Vol. 8, No. 41 Week of October 12, 2003

Old Salty tamed — after 87 years

Gary Park

Petroleum News Calgary correspondent

Just as the Mounties always get their man and the mail always gets through, Alberta always brings its rogue wells under control.

Sometimes it just takes a while.

The Peace River Oil Company No. 1 well — first licensed in October 1915 and best known by locals as Old Salty — blew out in 1916 and again in 1982 before a team of industry associations and government authorities finally managed to plug and abandon the hole in September.

The Alberta Energy and Utilities Board believes the blowout was the longest running in North America, if not the world, and cost C$5 million to snuff out.

The costs were covered under the Orphan Well Association, which was formed in 1998 to manage all wells in the province that have long since been abandoned by operators, many of whom no longer exist.

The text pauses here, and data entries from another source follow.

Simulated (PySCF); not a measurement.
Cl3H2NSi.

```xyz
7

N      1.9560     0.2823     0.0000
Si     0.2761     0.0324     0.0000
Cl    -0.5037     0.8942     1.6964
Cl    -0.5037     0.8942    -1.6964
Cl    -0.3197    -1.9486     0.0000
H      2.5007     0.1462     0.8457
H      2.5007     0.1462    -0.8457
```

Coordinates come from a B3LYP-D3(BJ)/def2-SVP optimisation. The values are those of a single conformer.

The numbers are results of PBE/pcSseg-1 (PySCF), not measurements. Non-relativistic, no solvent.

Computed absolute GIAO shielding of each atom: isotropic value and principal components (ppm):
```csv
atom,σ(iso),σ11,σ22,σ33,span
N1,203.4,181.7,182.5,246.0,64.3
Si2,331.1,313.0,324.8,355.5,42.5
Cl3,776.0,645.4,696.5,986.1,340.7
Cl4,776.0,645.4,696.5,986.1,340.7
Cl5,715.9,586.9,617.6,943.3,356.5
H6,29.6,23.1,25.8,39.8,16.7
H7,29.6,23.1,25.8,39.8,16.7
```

To ensure that companies can’t walk away from blowouts, first-time well licensees are required to contribute C$10,000 to an orphan well fund. Thus Old Salty was never a drain on the public purse.

The Alberta Energy and Utilities Board will continue to monitor the environmental impact of the well, which has flowed 36,000 barrels per day of salt water into northwestern Alberta’s Peace River over the past 20 years.

For now it is confident that river’s flow rate was sufficient to easily dilute the salt.